Faced with an impending global catastrophe and possible human extinction, it is easy to see why many people might feel that everyone has a common interest in tackling the climate emergency. Trade union activist Ian Allinson draws on a discussion at Leeds TUC’s recent conference on how trade unions can meet the challenge of climate emergency to argue that this would be a serious mistake.

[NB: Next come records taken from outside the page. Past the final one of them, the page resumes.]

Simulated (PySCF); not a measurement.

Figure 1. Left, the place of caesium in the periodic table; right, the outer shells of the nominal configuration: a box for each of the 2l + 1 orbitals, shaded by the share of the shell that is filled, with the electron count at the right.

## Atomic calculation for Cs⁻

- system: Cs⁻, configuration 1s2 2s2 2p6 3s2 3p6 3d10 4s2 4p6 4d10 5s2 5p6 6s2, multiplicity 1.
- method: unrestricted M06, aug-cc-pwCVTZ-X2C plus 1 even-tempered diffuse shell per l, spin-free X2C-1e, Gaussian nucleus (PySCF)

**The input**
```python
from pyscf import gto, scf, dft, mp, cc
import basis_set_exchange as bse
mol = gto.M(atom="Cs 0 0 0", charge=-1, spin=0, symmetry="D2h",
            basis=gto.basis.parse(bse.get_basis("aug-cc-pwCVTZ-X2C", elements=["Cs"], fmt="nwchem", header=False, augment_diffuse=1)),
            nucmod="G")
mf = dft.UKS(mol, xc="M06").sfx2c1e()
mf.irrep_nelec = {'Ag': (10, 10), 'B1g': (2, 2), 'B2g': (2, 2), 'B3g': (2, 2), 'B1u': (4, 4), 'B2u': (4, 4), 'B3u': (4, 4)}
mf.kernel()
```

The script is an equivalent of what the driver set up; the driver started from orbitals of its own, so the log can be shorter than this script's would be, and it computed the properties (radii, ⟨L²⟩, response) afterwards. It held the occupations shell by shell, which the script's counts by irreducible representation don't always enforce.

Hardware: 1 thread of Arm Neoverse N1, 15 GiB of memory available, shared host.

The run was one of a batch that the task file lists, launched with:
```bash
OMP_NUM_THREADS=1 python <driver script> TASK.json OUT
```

Who do we need to win over to our side in the climate movement? One popular answer is that we need everyone, because we all have a shared interest in preventing or minimimising climate catastrophe. Even if you know the facts about the grotesquely disproportionate contribution of a tiny minority of the richest people and most polluting companies to greenhouse gas emissions; even if you recognise that countries like Britain are responsible for the vast majority of atmospheric CO2 produced by human activity, you still might think that humanity now has a shared duty to act together. One attendee at the Leeds conference put it sharply – if your house is on fire, don’t spend your time arguing about who was most to blame, focus on working together to put the fire out. They saw discussion of different contributions to the climate emergency as a matter of blame, as victimising CEOs when we should be reaching out to educate them and win them over.

The argument is appealing and the use of Greta Thunberg’s metaphor is powerful. However, the metaphor needs some work to fit this argument accurately. The unspoken assumption is that telling the truth about who is responsible for causing the climate emergency is talking about the past, and is not useful to guiding our actions in the present or the future.

Improving the metaphor would include recognising that the rich and powerful individuals, companies and states are not helping put out the fire. They are busy pouring petrol it. They are arguing with people that there is not fire, that the fire won’t do much damage, that the fire will go out by itself, and that we can build a new fire-proof house with technology that we hope will be available in a few decades time. They are insulting, arresting, jailing, assaulting, and killing people who are trying to put out the fire. In such a situation, people might spend a moment or two trying to persuade the fire-starters to stop, but would justifiably and quickly turn to force to stop them if they didn’t listen.

But is the modified metaphor a good guide to action, or is it, like the original, merely an appealing story which fails to make its assumptions explicit?

The key distinction between the two positions is whether to focus on reaching out to the main polluters and their state protectors in the hope of convincing them, or on reducing their power and influence in the hope of defeating them.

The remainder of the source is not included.